The intense heat bakes most of Texas
HOUSTON — Summer won’t officially start until next week, but the sweltering heat was already setting in in Texas on Friday, with temperatures soaring into double digits in many cities.
Extreme heat warnings or heat advisories have been issued for most of Texas, including Brownsville, Corpus Christi, Dallas, Houston, Laredo and San Antonio, according to the National Weather Service. Some of the cities recording triple-digit highs on Friday included Austin, Del Rio, Junction, Laredo and San Angelo.
The extreme heat warning for Houston was the first issued for the city in nearly seven years. The temperature on Friday in Houston rose to 95 degrees Fahrenheit (35 degrees Celsius), with a heat index of 111 degrees Fahrenheit (44 degrees Celsius). The temperature in Corpus Christi also reached 95 degrees Friday afternoon, but the heat index rose to 119 degrees (48 degrees Celsius). Heat index values take into account temperature and relative humidity and indicate how hot it feels outside.
“We see these temperatures most summers. What’s different about this particular warm episode is that it comes earlier than we normally see,” said Tim Cady, a meteorologist with the National Weather Service in Houston/Galveston.
Cady said the extreme heat was caused by a “sustained ridge of high pressure” located over the south-central United States.
“It may be a long time until next week before we see any real relief from this,” he said.

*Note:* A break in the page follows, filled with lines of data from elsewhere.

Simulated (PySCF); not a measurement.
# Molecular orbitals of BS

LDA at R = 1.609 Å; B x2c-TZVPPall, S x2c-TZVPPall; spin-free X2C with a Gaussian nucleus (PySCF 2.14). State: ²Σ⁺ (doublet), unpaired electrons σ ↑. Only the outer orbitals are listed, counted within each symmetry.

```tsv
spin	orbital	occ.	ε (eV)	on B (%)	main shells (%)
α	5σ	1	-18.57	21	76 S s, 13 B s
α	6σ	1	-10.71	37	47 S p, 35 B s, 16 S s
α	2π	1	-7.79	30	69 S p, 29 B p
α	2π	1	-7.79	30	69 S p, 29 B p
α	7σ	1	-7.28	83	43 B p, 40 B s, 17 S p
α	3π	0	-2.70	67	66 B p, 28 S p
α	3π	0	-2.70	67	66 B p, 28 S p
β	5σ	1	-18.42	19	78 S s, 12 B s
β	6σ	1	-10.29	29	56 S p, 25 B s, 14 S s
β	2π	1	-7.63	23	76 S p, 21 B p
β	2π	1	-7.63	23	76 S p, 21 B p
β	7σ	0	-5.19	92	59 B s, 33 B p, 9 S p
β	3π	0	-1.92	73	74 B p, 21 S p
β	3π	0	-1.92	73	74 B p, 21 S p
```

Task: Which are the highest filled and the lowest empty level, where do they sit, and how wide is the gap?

Earlier this week, the City of Houston activated its Public Health Emergency Plan, which includes making all city libraries and multi-service centers serve as cooling centers on weekdays and Saturdays.
“We all know that Houston can sometimes be uncomfortably hot in the summer. I want everyone to understand that this forecast calls for extreme heat and humidity that is dangerous and potentially deadly for some of our vulnerable Houstonians,” Mayor Sylvester Turner said this week. .
Officials in other cities, including Austin, Corpus Christi and Laredo, have also opened cooling centers for their residents.
“Is anyone ready for winter yet?” The National Weather Service in Corpus Christi said in a tweet Friday.
While many Texans were dealing with the heat, others in the Texas Panhandle town of Perryton were still cleaning up Friday after a tornado tore through their community.
Earlier this week, the Electric Reliability Council of Texas, which manages the state’s power grid, issued a weather warning, letting residents know that temperatures were expected to cause demand for electricity to spike.
On Friday afternoon, power grid conditions were normal and there was enough capacity to meet current demand, according to ERCOT.
The power grid manager has been under scrutiny since a deadly winter blackout in February 2021, which left more than 4 million people without power in frigid weather.
With Juneteenth long weekend, Cady said people should take precautions during dangerous temperatures, including avoiding strenuous activities during the day, wearing light clothing and drinking plenty of fluids.
“We’re really stressing thermal safety this weekend,” said Cady.